Is this a common feeling in your early 40s? Feels like friends are getting rich and we're stagnant

Anonymous
I don’t know if this makes you feel any better, but we make over $1m a year but haven’t moved because we like our neighborhood and the kids would be upset to have to make new friends, as the only way to get a better house in our school district is to build our own and lots are hard to come by. I think the kids would be upset about leaving our house too. We also don’t have a vacation house although in my mind I want one, we just don’t have the time to justify it with all the kids’ activities and what I would want is hard to find. No family money, we actually bought my in-laws a new house.
Anonymous
Anonymous wrote:
Anonymous wrote:
Anonymous wrote:On DCUM, every time someone asks this question, multiple people say: "family money" because then they don't have to think about what they themselves could have done differently. I really don't think receiving large gifts or inheritances from family is as prevalent as you think. Minor downpayments are the most common form of help, but usually don't run into paying for the entire house.

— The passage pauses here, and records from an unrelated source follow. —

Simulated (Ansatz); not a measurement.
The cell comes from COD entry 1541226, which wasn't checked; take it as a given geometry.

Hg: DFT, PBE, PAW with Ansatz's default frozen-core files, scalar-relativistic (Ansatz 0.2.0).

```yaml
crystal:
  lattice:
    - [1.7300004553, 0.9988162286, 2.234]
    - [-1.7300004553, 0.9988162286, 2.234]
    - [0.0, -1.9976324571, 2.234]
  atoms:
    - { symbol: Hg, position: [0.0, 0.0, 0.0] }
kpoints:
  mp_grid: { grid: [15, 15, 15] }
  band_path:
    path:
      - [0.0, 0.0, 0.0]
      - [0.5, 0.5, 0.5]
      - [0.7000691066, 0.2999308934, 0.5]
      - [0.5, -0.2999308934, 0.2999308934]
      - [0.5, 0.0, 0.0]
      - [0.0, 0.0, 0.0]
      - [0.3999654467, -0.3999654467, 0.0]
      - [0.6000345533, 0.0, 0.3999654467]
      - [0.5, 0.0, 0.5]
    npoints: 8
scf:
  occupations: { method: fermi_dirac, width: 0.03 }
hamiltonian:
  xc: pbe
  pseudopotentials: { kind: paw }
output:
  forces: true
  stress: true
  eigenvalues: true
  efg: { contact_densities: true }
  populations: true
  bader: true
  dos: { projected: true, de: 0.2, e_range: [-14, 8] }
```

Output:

Practically no one ever says: "stock market". Yet for us, that's been the sole driver of our wealth, and I suspect it contributes to the wealth of a lot of my neighbors in Bethesda, along with people who manage or sell successful businesses. We bought high tech stocks when they were cheap because we believed in the product and decades later can sell some stocks to meet our needs.



But how did you have so much excess wealth 20 years ago to invest substantial sums on individual stocks?

We followed the “prudent advice”:

Paid down student loans (guaranteed return as they say) but not too fast as they were tax deductible
Invested in diversified index funds through maxed out 401ks
Kept adding to some long term CDs for building up a down payment on a house (which took a LONG time since houses appreciated faster than the $50k/year we were saving).
Then we had kids, and whose there went $28k/year/kid for daycare
Then we bought a house and suddenly we are dropping $20k for waterproofing a basement…

Dabbling in the stock market is fun, but a) in 2023 you can say tech was great, but you have survivor bias (and honestly most high flying tech are not profitable enough to justify their valuation, like Uber or Tesla, or have already past their prime like Facebook).
In general they recommend against investing large sums in individual stocks unless you don’t care to lose it. And if you don’t care to lose $20Ks of dollars, you are already WAY richer than us and likely OP.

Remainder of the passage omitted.